I have an x variable - for instance size that is meaningful so that something can be two times the size of something else. I want to relate x to y (some other variable). At the same time, due to sampling x does not vary continuously but is discrete because there are just a few different object types and all objects of the same type of the same size (e.g. size of 1, 3 or 10). I want to use geom's like geom_boxplot
or geom_violin
to dsiplay the relationship between x & y.
However, the problem is that: If I keep x numeric, then I am only getting one boxplot/violin. If I convert it to a factor (shown below), then the distance between the geom does not reflect the distance in x. For instance, the distance between 1 & 3 is the same as the distance between 3 & 10.
Is there a way to discretise the data but change the spacing so it reflects the actual difference on the x-axis and use those geoms?
# Seed for reproducibility
set.seed(20230518)
# Create random data
n <- 10
df <- data.frame(x = factor(rep(c(1, 3, 10), each = n)),
y = c(rnorm(n), rnorm(n), rnorm(n)))
# Box plot version
ggplot(df, aes(x = x, y = y)) + geom_boxplot() + geom_point()
# Violine plot verion
ggplot(df, aes(x = x, y = y)) + geom_violin() + geom_point()

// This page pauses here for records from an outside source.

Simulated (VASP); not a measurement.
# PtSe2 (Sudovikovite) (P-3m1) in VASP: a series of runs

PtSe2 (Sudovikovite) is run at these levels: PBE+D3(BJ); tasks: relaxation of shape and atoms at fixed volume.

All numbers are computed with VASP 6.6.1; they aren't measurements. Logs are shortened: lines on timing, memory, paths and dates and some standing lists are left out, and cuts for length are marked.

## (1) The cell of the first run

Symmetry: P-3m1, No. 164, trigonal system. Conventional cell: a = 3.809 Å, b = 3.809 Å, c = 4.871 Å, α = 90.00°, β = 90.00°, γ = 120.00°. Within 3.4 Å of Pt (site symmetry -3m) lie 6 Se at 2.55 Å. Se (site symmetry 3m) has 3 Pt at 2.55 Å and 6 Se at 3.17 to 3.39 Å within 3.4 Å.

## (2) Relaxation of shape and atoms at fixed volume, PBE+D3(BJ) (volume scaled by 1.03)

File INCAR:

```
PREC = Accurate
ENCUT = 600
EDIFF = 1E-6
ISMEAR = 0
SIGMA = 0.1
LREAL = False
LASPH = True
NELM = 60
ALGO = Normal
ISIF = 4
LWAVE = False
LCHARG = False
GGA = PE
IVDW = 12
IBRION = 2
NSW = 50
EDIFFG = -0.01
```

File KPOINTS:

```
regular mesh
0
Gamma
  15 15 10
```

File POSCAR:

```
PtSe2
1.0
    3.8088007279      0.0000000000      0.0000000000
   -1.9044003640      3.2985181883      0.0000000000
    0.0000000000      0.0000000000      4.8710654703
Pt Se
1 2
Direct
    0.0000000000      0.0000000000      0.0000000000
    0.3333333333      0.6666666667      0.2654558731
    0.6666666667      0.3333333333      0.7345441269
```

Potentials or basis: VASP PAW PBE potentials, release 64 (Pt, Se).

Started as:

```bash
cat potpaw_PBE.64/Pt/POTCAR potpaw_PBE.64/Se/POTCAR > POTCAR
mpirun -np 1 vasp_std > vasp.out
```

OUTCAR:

The distance between the geoms reflects the difference in x. This be should similar to this just with geom_boxplot
& geom_violin
in addition to the points:
# Nnumeric
ggplot(df, aes(x = as.numeric(as.character(x)), y = y)) + geom_point()
Add missing factor levels, then set drop to FALSE, works for geom_violin
, too.
df$x <- factor(df$x, levels = 1:10)
ggplot(df, aes(x = x, y = y)) +
geom_boxplot() +
geom_point() +
scale_x_discrete(drop = FALSE)
Add breaks to hide other x values:
scale_x_discrete(drop = FALSE, breaks = unique(sort(df$x)))